Entity ID Policy

Summary

If this entity already has a validly allocated entity ID, you should use that ID for the UK federation. (Ideally, an entity should be known under the same entity ID in all federations of which it is a member.)

If the entity does not already have a validly allocated entity ID, you should construct an https scheme URI based on some DNS domain in your possession, such as a service-specific subdomain of your institutional domain name, or the DNS name of the machine hosting the service in question, followed by '/shibboleth'. Examples:

https://idp.example.org/shibboleth
https://sp.server.org/shibboleth

(While the entity ID does not need to contain 'idp' or 'sp', this can be a useful naming convention.)

For historical reasons, the SDSS federation (forerunner to the UK federation) issued its own urn scheme URIs for entity IDs. While all existing names of this type will remain valid in perpetuity, they are no longer used for new entities.

See also the Internet2 recommendations on entity naming.

Rationale

Every SAML entity, such as a Shibboleth identity provider or service provider, is identified by a unique entity ID, sometimes also referred to as a provider ID. The entity ID is used by entities to refer to themselves during communications, and to look up metadata for other entities.

It is highly desirable that entities are referred to by the same name in every Shibboleth federation of which they are a member, both to simplify configuration and to allow free movement of entities from one federation to another. Allocating multiple names for the same entity should be avoided wherever possible, and to that end the UK federation has a policy of always preferring existing entity IDs for new members to the federation, as long as they have been validly allocated.

Entity IDs are always URIs. At present, the UK federation accepts entity IDs of two different kinds:

  1. An https scheme URI, of the form https://domain.name/path
    Example: https://idp.example.org/shibboleth
  2. A urn scheme URI, of the form urn:valid:urn:allocation
    Examples: urn:mace:inqueue:sp.example.org

The UK federation prefers https scheme URIs over urn scheme URIs for the following reasons:

  • Valid https scheme entity IDs can be constructed on the basis of existing DNS domain names; urn scheme URIs require use of a much more arcane registration hierarchy.
  • Another consequence of the different registration systems used is that https scheme entity IDs can be allocated by the owners of the entity being referred to, whereas urn scheme IDs are normally allocated by a particular federation. Using https scheme entity IDs therefore assists in dispelling the false notion that an entity ID is, or should be, specific to a particular federation.
  • The lack of federation-specific components in https scheme entity IDs may make them more acceptable to other federations.
  • https scheme entity IDs can be constructed to be compatible with alternative metadata publishing schemes such as that described in section 4.1 of the SAML 2.0 metadata specification.

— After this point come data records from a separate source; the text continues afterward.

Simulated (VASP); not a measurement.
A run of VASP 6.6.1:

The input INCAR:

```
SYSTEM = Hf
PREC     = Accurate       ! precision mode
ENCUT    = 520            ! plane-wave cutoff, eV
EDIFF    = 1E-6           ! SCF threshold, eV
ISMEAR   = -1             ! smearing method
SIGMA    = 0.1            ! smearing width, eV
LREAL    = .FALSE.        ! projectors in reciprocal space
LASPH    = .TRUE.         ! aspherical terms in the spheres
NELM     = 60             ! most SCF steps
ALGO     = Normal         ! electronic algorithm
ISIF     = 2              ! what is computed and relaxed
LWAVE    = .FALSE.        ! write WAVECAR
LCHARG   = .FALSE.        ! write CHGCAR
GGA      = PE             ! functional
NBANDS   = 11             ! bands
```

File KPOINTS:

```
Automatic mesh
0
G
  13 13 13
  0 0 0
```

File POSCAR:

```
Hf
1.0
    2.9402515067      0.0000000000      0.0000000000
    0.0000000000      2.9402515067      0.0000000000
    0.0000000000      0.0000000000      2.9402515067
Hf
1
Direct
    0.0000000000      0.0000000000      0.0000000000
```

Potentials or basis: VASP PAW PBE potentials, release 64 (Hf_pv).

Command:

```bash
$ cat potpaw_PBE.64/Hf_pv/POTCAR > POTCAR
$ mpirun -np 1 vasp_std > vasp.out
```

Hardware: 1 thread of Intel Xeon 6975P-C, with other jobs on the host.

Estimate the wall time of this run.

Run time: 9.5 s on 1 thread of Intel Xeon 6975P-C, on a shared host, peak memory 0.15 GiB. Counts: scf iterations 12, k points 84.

To construct an https scheme entity ID:

  • Start with https://
  • Add the domain name for your machine or service. Prefer the domain name for the service if it is likely to be migrated across physical machines over time.
  • Add an identifying path to complete the URI; conventionally this would be /shibboleth but you can choose any path which, if the entity ID were regarded as a URL, would not currently resolve to an existing file. This allows you to place a copy of the metadata for your entity at that location at a later date, for dynamic metadata discovery. If you wish to de-emphasise the Shibboleth technology, an alternate path of /entity could be used.

If your entity has no existing validly allocated entity ID, the UK federation prefers that you construct an https scheme URI for this purpose.

A less preferable alternative is to allocate your own urn scheme URI from a urn sub-space which you have been delegated control of. As noted above, while such names are valid, the creation of new names of this type is deprecated.